The $12 million Great Red Snapper Count involved more than 80 scientists led by 20 from 14 universities and NOAA. About $9.5 million was appropriated by Congress, with $2.5 million in matching funds.

It took cooperative research to a new level, Eric Brazer, deputy director of a commercial fishers’ group called the Gulf of Mexico Reef Fish Shareholders’ Alliance, said in a news release Wednesday.

“For years, commercial fishermen have known that there was a big portion of the red snapper population ‘out in the mud’ ... that wasn’t being picked up by the NOAA Fisheries stock assessment,” he said. “But we don’t fault NOAA Fisheries for this — stock assessments are time-consuming and extremely expensive, especially when repeating them regularly to generate a good time series of data.”

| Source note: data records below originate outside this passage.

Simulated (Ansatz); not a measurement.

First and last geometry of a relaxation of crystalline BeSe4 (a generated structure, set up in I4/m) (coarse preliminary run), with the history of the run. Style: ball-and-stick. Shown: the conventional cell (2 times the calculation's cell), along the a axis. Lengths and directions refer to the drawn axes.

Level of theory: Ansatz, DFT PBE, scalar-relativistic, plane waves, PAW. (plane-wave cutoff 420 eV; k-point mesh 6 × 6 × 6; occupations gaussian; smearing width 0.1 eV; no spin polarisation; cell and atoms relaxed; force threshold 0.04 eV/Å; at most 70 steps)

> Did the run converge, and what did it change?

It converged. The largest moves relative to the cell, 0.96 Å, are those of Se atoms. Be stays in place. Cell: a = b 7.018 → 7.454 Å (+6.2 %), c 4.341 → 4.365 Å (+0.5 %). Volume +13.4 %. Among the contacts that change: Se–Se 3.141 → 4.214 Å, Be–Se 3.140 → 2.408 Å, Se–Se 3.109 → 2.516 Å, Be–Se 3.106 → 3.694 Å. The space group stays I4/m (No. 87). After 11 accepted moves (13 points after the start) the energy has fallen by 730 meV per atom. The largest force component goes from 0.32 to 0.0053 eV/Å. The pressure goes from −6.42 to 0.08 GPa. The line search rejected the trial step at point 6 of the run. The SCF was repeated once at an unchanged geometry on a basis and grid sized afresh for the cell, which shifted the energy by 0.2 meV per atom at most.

Brazer noted that the report “is only a single snapshot in time for a single species” — something Stallings also emphasized.

“I think it’s important for the general public to understand this is not a stock assessment” — and stock assessments are what laws require fisheries managers to go by, Stallings said.

Brazer said his group hopes the program “will lead to additional conversations about how to improve data accuracy and precision while still keeping costs manageable.”

Two similar studies are in the works.

University of Florida fisheries scientist Will Patterson, who also was involved in the Gulf of Mexico report, will lead a $1.5 million, 30-month study to count red snapper in the South Atlantic, the South Carolina Sea Grant Consortium announced Wednesday.

The Mississippi-Alabama Sea Grant Consortium, which administered the Gulf red snapper count, is taking proposals for a project to estimate numbers of greater amberjack in the Gulf of Mexico and South Atlantic. Congress has appropriated $9 million with a $2.7 million required match, it said.